Sonata in E major, H39 Wq62/5
The first movement of the Sonata in E major H39 is in rounded binary form (ABA’). Sudden contrasts between forte and piano, often bracketed by rests, form an essential thematic component of the movement. Although one can certainly realize these contrasts on a two-manual harpsichord (with the forte sections played on coupled keyboards and the piano sections using only a single keyboard), it is also possible that Bach envisioned this sonata for the fortepiano. During the 1740s Frederick commissioned several pianos from builder Gottfried Silbermann; we know that J S Bach tried one when he visited his son at Frederick’s court in 1747. This movement, like the opening one of H37, contains two rhythmically contrasting motifs, but in this case the contrast comes in the form of a brief, dramatic interruption right before the end of each of the A, B and A’ sections. In these places, the rhythm slows dramatically and the dynamic drops to piano. All three subsections also feature passages with large forte chords that suggest the music of Domenico Scarlatti.
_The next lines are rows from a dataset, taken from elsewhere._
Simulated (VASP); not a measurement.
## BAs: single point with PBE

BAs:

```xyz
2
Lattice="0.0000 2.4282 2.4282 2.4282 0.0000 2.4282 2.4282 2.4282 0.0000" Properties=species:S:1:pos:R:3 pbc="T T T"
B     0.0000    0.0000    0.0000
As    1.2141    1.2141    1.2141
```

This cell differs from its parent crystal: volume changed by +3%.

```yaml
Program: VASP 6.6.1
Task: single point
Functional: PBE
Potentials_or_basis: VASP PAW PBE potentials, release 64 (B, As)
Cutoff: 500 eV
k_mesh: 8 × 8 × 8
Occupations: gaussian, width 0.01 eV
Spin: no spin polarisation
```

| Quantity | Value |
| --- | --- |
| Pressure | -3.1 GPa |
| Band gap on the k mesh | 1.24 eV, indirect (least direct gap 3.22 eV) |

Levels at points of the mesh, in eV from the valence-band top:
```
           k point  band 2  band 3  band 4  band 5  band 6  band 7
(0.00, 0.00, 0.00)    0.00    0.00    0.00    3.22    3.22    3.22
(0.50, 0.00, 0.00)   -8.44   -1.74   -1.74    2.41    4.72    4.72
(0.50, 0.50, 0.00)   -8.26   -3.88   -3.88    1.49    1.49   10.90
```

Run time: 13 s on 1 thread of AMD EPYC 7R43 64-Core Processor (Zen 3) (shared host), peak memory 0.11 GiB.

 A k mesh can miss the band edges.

H39’s slow movement, in the tonic minor, comprises two sections, nearly identical in length. It begins like a simple air, but with characteristic harmonic surprises. As in the opening movement, Bach here indulges in dramatic interjections at the end of each half—in this case consisting of dotted figures, played fortissimo, that suggest the accompanied recitatives of Baroque opera. In this movement, as in many others, the interjections could conceivably be removed entirely, creating a more continuous series of symmetrical phrases, but this would rob the piece of its most dramatic moments.

H39 ends with a Vivace di molto movement in 3/4 metre. At the time Vivace indicated a slower tempo than Allegro and Bach frequently chose to end his sonatas with galant movements in moderate tempi. Finales marked Cantabile, Vivace, Allegretto, Andantino, or Minuetto occur in more than forty of his keyboard sonatas, spread throughout his career, as well as in ten sonatas for flute, oboe, or viola da gamba from the 1730s and 1740s. Most of these movements are in triple metre and even those not specifically designated as ‘minuets’ often make reference to this prevalent dance form. H39’s finale opens with a rhythmic figure found frequently in Bach’s Vivace finales (dotted quaver and two demisemiquavers, followed by a minim). Any link to the minuet, however, soon proves illusory as heavy chords, surprising harmonic progressions, and rhythmic interruptions create an ironic parody of the old aristocratic dance. As in the opening movement, Bach inserts a slower section near the end of each half of the movement.